Initial and initiatory thrust that places us at the origins of the world, force configures itself here as the primary character of movement, claiming strong and irreducible ontological prerogatives, configuring itself as a principle of induction, coefficientization, production of meaning, inaugurating a sort of lexicon of the pro –: production, projection, provocation.
Force, in short, gives itself as provocation.
Provocation
"If the poet's landscape is a state of soul, the engraver's landscape is a character, a fury of will, an action impatient to act on the world. The engraver sets a world in motion, he arouses the forces that swell forms, he provokes the forces asleep in a flat universe. To provoke, that is his way of creating39."

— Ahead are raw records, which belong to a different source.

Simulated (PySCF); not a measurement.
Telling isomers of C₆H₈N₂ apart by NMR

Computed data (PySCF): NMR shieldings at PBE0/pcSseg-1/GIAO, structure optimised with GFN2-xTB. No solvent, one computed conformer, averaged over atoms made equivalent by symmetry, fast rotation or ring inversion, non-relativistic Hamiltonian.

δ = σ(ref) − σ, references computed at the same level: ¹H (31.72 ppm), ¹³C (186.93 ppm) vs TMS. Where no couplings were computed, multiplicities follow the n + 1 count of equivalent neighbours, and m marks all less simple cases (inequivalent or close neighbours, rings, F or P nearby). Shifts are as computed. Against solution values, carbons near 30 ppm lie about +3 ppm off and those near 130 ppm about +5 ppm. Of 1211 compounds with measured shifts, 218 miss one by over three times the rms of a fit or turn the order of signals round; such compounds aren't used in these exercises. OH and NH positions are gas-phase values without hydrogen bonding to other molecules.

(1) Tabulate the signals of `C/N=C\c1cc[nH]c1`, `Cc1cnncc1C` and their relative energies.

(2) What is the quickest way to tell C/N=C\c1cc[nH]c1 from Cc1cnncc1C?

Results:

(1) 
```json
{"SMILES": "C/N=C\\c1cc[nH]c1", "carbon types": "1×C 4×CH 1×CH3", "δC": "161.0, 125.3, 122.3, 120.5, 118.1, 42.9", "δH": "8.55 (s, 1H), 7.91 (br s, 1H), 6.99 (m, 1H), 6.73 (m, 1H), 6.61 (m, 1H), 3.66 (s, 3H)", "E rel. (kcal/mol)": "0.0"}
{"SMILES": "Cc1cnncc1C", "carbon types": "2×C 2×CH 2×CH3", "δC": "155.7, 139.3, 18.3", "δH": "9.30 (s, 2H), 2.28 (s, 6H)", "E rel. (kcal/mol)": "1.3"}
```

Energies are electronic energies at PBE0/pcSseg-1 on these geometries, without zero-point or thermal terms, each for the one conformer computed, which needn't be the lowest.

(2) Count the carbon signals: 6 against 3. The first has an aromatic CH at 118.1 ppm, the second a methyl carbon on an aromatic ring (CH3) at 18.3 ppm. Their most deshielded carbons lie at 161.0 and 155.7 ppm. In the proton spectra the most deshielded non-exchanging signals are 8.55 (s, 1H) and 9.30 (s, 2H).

Vector of induction, the engraver poses himself as expression of provocation, attributed sometimes to matter, sometimes to the subject – poet, artist, engraver: as if the relationship between man and nature, already treated by Bachelard in The Earth and the Reveries of Will40 under the conflictual sign of resistance (of matter) or aggression (of man)41, now imposes itself as brusqueness and cosmodrama, reviving the pomp of other philosophical references: Souriau's instauration42, Roupnel's instant43, and, above all, will, of Schopenhauer and Nietzsche.
Will
"But if engraving is, as we believe, an essential intervention of man in the world, if the engraved landscape is a rapid, furious mastery of the universe, the engraver will provide us with new tests, tests of will. Engraved landscapes are tests of enormous will, of will that wants the whole world at once44."
Will configures itself here as the deep meaning of engraving, of an engraver dominated, according to Bachelard, by a sort of "Jupiter Complex"45. Will which, strong already since The Earth and the Reveries of Will, in the sign of Nietzsche and Schopenhauer, imposes itself increasingly on the Nietzschean side, exalting the superman and the will to power, to deliver them to their own intrinsic creativity.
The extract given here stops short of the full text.